Reading Dark Horse Comics’ The Star Wars, the adaptation of George Lucas’s first draft of the Star Wars screenplay from back in 1974, is, if nothing else, a strange experience.
And it is strange on a couple of levels; first, there’s the simple cognitive dissonance that occurs seeing an old dude with a white beard named Luke Skywalker, a dude with a greasy Guy Gardner haircut named Darth Vader, and small two-man fighter ships called Star Destroyers. Second, it is strange because this comic is coming out about 18 years into the Internet age, and any movie fan worth a damn has already long ago downloaded one of the early drafts of the Star Wars script from Drew’s Script-O-Rama (at one time or another, the first four drafts were out there for the taking), and already knows at least some of what’s coming in this comic.

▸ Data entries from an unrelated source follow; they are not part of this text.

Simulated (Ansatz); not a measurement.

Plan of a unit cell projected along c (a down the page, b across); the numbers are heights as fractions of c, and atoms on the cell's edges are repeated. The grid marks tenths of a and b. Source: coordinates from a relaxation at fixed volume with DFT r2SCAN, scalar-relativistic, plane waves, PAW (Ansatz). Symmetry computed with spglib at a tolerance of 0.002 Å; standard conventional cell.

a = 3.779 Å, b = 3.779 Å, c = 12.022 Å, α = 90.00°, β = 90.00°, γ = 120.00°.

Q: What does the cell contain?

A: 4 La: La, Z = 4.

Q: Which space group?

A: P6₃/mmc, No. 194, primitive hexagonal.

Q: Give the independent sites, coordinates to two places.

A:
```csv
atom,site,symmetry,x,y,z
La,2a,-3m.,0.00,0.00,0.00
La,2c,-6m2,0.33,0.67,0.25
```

And third, having glanced at those early drafts, we know that what is coming really isn’t all that great, at least compared to the real Star Wars. After all, this is a story originally written by George Lucas, who based on the prequels, clearly caught lightning in a bottle with that final revision of the shooting draft for Star Wars, and if this was a just universe, he then would have immediately had the language center of his brain scraped away in a lobotomy-like procedure.
And you will see a lot of elements of the prequels in this comic book, with some of Lucas’s worst instincts in Star Wars storytelling on display… including a little blond moppet shouting, “Yippee!”